Also I sat wondering, why were his glasses intact? The only plausible explanation was, he was still alive for sometime before dying. The current paralysed him, but if that didn’t kill him, then the water surely did. Till dawn I mourned and blamed myself. In time I understood that it was not my place to grant or take life. The next morning, I went up to the house and paid my condolences to aunty and her son, who had on an emergency notice flown to Hyderabad. All who came were all words about me. How I removed the socket from the water, preventing further casualties, how I had this presence of mind, giving him CPR, straightening him up and all else. With every passing second I found this praise increasingly stupid. What use is bravery if it doesn’t save the one life that really mattered to me? After a little persuasion by the family members and my mother, I went back home. Before going I requested them to contact any students coming and tell them what had happen since I and only a few other who were outside town had known of the incident.

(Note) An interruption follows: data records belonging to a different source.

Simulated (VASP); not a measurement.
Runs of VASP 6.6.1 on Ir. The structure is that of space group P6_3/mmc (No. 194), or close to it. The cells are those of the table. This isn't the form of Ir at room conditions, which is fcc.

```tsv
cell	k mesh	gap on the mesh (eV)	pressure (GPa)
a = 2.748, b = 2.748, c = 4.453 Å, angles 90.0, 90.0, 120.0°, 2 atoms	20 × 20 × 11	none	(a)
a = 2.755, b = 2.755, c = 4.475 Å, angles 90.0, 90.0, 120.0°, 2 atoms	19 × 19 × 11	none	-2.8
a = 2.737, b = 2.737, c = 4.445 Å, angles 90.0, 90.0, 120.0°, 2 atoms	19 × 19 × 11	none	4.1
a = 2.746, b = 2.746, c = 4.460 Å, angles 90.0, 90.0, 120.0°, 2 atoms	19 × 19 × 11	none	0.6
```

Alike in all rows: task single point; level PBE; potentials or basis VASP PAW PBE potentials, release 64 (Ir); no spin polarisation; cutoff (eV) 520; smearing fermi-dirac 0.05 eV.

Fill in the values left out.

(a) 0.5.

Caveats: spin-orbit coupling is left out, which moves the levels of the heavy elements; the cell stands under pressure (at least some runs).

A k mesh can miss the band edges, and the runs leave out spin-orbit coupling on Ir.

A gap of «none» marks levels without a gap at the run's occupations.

The next day at about 4:00pm in the evening, the remarkable man, colonel Charanjit Singh Arora, our dear uncle was cremated. So much irony here!! He passes away a few days after a granddaughter is born to him. He showed me all his articles from here from the very first one and he isn’t even here to see my first. He always told us that his time is near, maybe in 10 years. But here’s the thing, we may have prepared ourselves for when the time comes, but never expected it to be 10 days. Under his guidance, we had all flourished somehow or the other, always learning something new and improving on the old. Even in his death he had taught me a lesson,” to always care and live life with contentment.” For the next 30 or so years of my life I don’t know what I’m going to do, but after that, I want to be a teacher, so I can also one day become someone’s “uncle.”